How Amazon Trained Alexa to Communicate with an Irish Accent

How Amazon Trained Alexa to Communicate with an Irish Accent

Amazon’s researchers faced the challenge of teaching Alexa to speak in an Irish brogue, a task that involved solving a long-standing issue in data science known as voice disentanglement. Similar to Henry Higgins in George Bernard Shaw’s play “Pygmalion,” data scientists Marius Cotescu and Georgi Tinchev worked on helping Alexa overcome pronunciation difficulties and adopt an Irish-accented English with the help of artificial intelligence and recordings from native speakers.

The process of voice disentanglement required more than just understanding vocabulary and syntax. It involved capturing a speaker’s pitch, timbre, and accent, which give words nuanced meanings and emotional weight. This aspect, called “prosody,” has been challenging for machines to master. However, recent advancements in AI, computer chips, and hardware have led to progress in this area, making computer-generated speech more pleasing to the ear.

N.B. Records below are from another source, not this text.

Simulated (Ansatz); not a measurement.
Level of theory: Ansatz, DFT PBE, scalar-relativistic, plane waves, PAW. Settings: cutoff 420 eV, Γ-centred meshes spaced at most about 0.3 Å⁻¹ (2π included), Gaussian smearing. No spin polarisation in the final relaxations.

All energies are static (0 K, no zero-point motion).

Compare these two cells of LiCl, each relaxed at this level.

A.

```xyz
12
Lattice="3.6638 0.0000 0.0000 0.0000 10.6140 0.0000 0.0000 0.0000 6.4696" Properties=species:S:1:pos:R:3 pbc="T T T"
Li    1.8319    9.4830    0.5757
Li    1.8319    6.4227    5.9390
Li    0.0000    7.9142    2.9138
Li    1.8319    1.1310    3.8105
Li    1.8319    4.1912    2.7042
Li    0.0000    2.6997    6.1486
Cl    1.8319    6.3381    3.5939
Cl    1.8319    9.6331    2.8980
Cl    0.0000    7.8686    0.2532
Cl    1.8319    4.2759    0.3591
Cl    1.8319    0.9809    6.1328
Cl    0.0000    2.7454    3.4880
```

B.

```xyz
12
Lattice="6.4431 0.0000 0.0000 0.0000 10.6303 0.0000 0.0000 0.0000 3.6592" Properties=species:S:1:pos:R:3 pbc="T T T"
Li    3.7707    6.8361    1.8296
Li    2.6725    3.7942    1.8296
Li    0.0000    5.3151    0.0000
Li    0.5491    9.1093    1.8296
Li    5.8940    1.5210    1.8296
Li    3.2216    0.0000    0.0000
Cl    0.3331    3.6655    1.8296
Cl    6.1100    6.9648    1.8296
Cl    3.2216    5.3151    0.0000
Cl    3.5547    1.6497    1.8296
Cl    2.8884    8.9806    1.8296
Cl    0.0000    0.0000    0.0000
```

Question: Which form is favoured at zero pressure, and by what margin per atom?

The ultimate goal is to have voice assistants like Alexa, Siri, and Google Assistant capable of speaking multiple languages and various regional accents. Achieving this has been a costly and time-consuming process, involving the hiring of voice actors to record extensive speech data. Advanced AI systems known as “text-to-speech models” are starting to streamline this process by generating synthetic speech that sounds natural and can replicate different accents and dialects.

Amazon aimed to catch up with competitors like Microsoft and Google in the AI race, planning to make Alexa more proactive and conversational with sophisticated generative AI. Irish Alexa, which took nine months of training to understand and speak with an Irish accent, marked a significant step in this direction.

The challenges in building Irish Alexa lay in dealing with the specific linguistic features of Irish English, such as dropping the “h” in “th” and overpronouncing the “r.” The researchers relied heavily on an existing speech model of British-English accents and trained it to speak Irish English. This approach, using AI rather than voice actors, allowed Alexa to learn a new accent, but it required fine-tuning to correct pronunciation errors.

The positive feedback received for Irish Alexa’s accent has given the researchers hope that they can replicate accents in other languages as well, extending their methodology beyond English.